DansGuardian - Web content filtering
http://www.dansguardian.org
Dans Guardian is a content filter that works together with existing proxy servers. Although simple to install and configure, it's still very powerful in that it will scan URLs, page content, reference PICS ratings, and more. I installed it on my home network.
Here are the basic steps I followed, as well as a plain english description of the path a web request follows. Some knowledge of basic TCP/IP networking, the HTTP protocol, proxies, and firewalling with the Linux kernel may help. Some of these steps are based on using the Netmaster GG-Blade (http://www.netmaster.com) but should work in a variety of environments.
First, some other links that may be useful:
Installation & Configuration
- follow the instructions in the DG INSTALL file to compile and install it.
- Modify the default Squid ACLs to only allow access from localhost and any host(s) that you want to be able to bypass the filter but still use squid for caching
- edit /etc/dansguardian/dansguardian.conf, and set the proxy host and port to wherever squid is running
Transparent Proxy configuration
In my setup, I have a Linux firewall (http://www.netmaster.com) that only provides firewalling services. Squid and Dansguardian are running on a seperate Linux server on the internal network. The ultimate goal of setting up content filtering is to have everybody use it, without being able to get around it. One way to do this is to block all out going web (port 80) requests, and only allow them from the proxy server. This will force every user to specify a port in their browser configuration if their browser supports it. An easier method is to set up some firewall rules:
- make sure transparent proxy support is compiled in the Linux kernel on the firewall
- at the top of the firewall rules/chains, Insert a rule to allow access from your proxy server
- at the bottom of the firewall rules/chains, add a rule to redirect all outgoing web requests to a local port: ipchains -A input -p tcp -d 0.0.0.0/0 80 -j REDIRECT 8081 -l
- use 'tproxyd' or 'redir' to do the redirection: redir --lport=8081 --laddr=192.168.20.1 --cport=8080 --caddr=192.168.20.3
- do not use the --transproxy flag with redir in this scenario. It will slow requests by 3-4 seconds.
- we need to use redir, because ipchains will only redirect to local ports, not ports on other systems.

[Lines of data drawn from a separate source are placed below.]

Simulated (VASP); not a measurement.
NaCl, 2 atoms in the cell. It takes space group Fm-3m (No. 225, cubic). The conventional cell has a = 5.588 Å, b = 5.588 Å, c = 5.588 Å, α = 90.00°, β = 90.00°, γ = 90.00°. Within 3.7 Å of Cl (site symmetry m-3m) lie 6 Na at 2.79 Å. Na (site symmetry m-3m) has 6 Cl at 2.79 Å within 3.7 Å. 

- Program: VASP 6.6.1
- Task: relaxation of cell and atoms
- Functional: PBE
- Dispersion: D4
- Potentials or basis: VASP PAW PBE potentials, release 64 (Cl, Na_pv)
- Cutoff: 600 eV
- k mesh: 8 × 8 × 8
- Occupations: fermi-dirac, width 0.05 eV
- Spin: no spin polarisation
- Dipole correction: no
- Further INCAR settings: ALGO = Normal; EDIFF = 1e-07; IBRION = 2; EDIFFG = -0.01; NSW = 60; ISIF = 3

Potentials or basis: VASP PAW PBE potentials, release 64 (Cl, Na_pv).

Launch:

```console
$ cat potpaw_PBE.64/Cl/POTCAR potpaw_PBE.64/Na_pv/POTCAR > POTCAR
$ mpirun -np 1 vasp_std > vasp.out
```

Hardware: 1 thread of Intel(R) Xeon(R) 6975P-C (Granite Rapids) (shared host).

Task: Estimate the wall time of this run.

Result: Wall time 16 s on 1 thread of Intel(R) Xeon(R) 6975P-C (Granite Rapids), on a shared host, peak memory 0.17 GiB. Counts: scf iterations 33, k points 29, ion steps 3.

- in the above notes, 192.168.20.1 is the firewall, 192.168.20.3 is the proxy server, port 3128 is squid, port 8080 is Dans Guardian, port 8081 is the local redirection port on the firewall.
In plain english
... here is what will happen to outgoing HTTP requests if a proxy server is not set in your browser:
- User types in address in browser (e.g. IE)
- Computer (e.g. 192.168.20.4) creates TCP/IP packet and sends it to the default gateway (e.g. 192.168.20.1)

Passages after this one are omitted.